While Bilawal’s maternal grandfather, the late Zulfikar Ali Bhutto, was prime minister was once asked by the media why he sacked Ahmad Saeed Kirmani as ambassador to Egypt, he brushed aside the question by sarcastically asking: ‘who is she’? Kirmani, a mid -level opposition politician, was a fair-coloured good-looking man. At the time, instead of inviting opprobrium, his remarks were considered quite humorous.

More recently when Bilawal’s mother Benazir Bhutto was Prime Minister, Sheikh Rashid Ahmed, at that time in the PML-N, passed some extremely derogatory remarks about her dress while sitting in the parliamentary lobby. Benazir either heard the remarks or they were reported to her.

What is the prime minister campaigning for instead of attending the parliament and playing his due role?

But there was no furore or public outrage. Nonetheless Rashid– known for his crude sense of humour to this day– was picked up on some unrelated charges. Incarcerated in Bahawalpur jail, he was released only on conveying his apologies through a mutual friend.
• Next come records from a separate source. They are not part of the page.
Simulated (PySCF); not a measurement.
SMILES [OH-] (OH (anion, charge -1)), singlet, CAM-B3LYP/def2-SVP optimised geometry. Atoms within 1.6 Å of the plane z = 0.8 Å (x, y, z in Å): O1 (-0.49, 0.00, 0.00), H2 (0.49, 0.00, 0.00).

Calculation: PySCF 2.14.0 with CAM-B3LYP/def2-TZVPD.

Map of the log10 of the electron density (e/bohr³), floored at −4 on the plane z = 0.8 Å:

Zulfikar Ali Bhutto could get away with it not only because he was riding a crest of immense popularity, but those were different times. There was no social media, television (except PTV) nor an unshackled print media. Rashid made the remarks in the aftermath of the General Ziaul Haq era.

The dictator in his 11 years rule in the name of Islam had no room in his lexicon for niceties like human rights nor, for that matter, was there room for any concept of women empowerment. Ludicrous laws like a woman’s evidence in courts should be considered half of that of a male were paraded around. And Rashid was a by-product of the misogynistic strongman’s era.

Another dictator general Pervez Musharraf perhaps gave some impetus to women empowerment by re-introducing reserved women seats in the parliament. That the rump of the women members indirectly elected in proportion to the respective parties strength in the National Assembly and the provincial assemblies were mostly family members or relatives of political grandees with only a sprinkling of dedicated political activists. But it made a qualitative difference.

It was Zulfikar Ali Bhutto who, as the architect of the 1973 Constitution introduced ten reserved seats for women in the lower House. There was a sunset clause of ten years after which the provision was to expire. There were no seats reserved for women in the 1990, 1993 and 1997 general elections.

Hence the opposition women MNAs clustering around the Speaker of the House, expressing outrage at Khan’s remarks last Thursday, is relatively a new phenomenon. PTI women members who pride themselves for being in the forefront for equal rights must have also felt the pinch of their leader’s inopportune remarks.

Especially human rights minister, the enigmatic Shireen Mazari, known for speaking her mind, must be wincing in her seat. Apart for being the human rights minister Ms Mazari is an activist.

Should she not be taking a clear stand on the issue? The least she can do is to coach her leader on political correctness.

Politically Bilawal handled the issue quite cleverly saying that the Prime Minister, by making the remarks, had only insulted himself.

He added, “Referring to a man as a woman does not harm the man but what sort of message does this send to the women of Pakistan?” That being a woman is an insult?”

The Prime Minister’s apologists have defended him by saying that his remarks were “a slip of the tongue”. Another slip, but how many? Khan neither withdrew his comments, nor cared to offer an apology if not to Bilawal to the women of Pakistan.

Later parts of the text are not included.